Foreign owners of Australian assets need to be aware of their recently extended registration requirements in order to avoid significant penalties for non-compliance.
Since 1 July 2023, foreign persons – as defined under the Foreign Acquisitions and Takeovers Act 1975 (Cth) – have been subject to extended obligations to register certain acquisitions, divestments and changes in interests in relation to their Australian investments with the Registrar for the Register of Foreign Ownership of Australian Assets.

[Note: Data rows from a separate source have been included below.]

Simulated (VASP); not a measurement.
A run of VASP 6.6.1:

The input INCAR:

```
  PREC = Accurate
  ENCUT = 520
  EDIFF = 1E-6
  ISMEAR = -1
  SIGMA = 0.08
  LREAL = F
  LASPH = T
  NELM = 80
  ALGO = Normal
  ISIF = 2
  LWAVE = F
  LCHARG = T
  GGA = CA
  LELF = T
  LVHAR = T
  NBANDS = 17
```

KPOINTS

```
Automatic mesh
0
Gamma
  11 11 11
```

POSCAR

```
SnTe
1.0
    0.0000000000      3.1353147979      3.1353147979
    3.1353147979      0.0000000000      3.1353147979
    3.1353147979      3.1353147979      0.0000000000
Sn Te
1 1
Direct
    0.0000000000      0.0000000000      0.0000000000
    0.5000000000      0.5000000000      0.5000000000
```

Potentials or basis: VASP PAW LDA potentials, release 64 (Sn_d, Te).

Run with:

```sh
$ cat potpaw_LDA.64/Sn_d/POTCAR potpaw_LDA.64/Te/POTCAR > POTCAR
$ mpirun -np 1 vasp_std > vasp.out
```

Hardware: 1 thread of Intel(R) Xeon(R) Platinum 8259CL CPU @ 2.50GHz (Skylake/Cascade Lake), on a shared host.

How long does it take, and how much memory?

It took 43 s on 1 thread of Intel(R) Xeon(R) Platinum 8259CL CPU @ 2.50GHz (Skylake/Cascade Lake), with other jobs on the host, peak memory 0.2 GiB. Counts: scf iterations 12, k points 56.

The matters that require notification to the Registrar are broader than those that require notification to, or approval from, Australia’s Foreign Investment Review Board (FIRB). For example, all interests in Australian land must be registered regardless of the value of the transaction. Those who fail to comply with notification requirements can be fined up to AU$78,250, so it is important that foreign persons are aware of, and comply with, their notification requirements.
Below are some scenarios which may trigger an obligation to notify the Registrar.
All foreign persons must notify the Registrar within 30 days of acquiring certain interests in Australian land regardless of value. This includes entering into a lease which gives rights to occupy Australian land, and where the term of the lease is reasonably likely to exceed five years at the time that the lease is entered into, including options to extend.
For example, if an Australian corporation with a foreign holding company were to enter into a lease for new office premises, with the term of the lease being four years and with an option to extend for two years, the Australian corporation would be regarded as a foreign person and be required to give notice to the Registrar of its interest within 30 days of signing the lease.
Australian entities that have been acquired by foreign corporations that hold interests in Australian land, regardless of value, must notify the Registrar within 30 days of becoming a foreign person.
This notification requirement is separate from any requirement that the acquiring foreign company may have to notify and seek prior approval from FIRB or notify the Registrar.
For example, where an Australian-owned company is acquired by a foreign company and, at the time of the acquisition, the Australian company’s wholly owned subsidiary owns freehold commercial land and leases three additional properties - each with lease terms exceeding five years - the Australian company’s wholly owned subsidiary must notify the Registrar of its interest in the freehold land and the leases within 30 days of it becoming a foreign person.
Australian entities that become foreign persons due to an acquisition - including through upstream acquisitions, such as in the example above - must also notify the Registrar within 30 days of becoming a foreign person of certain interests in businesses or assets, if those interests would have been ‘notifiable actions’ had they been acquired by that Australian entity on the date that it became a foreign person.
For example, if an Australian-owned company owns 25% of the shares in an electricity generation company and the Australian-owned company is acquired by a foreign buyer, even though the foreign buyer would have received FIRB approval and has complied with its notification requirements, the Australian company may also have to notify the Registrar of its interest in the electricity generation company. If the electricity generation company is considered a ‘national security business’, then notification to the Register of the Australian company’s 25% interest in the generation company is also required.
A foreign person may have a further obligation to notify the Registrar of changes to interests previously notified. Notification obligations may arise where there has been a subsequent purchase or divestment of interests in Australian entities or businesses and the change in interest is 5% or more, or in the case of an interest in land recorded on the Register, there is a change in the type of that land – for example, if the type of land changes from residential to commercial.
For example, where an Australian company with 100% foreign ownership has acquired a 25% interest in a domestic retail corporation with a purchase price over the relevant FIRB monetary threshold, the foreign-owned Australian company would be considered a foreign person and - due to the value of its 25% interest in the retail corporation – it would have had to obtain FIRB approval for the acquisition and notify the Registrar. Two years later, if the Australian company were to sell some of its shares in the domestic retail corporation, after which it would hold 15%, it must notify the Registrar of this change in its interest.
Given the complexities of the notification rules and the significant penalties for non-compliance, we recommend seeking legal advice if you are unsure of your registration obligations.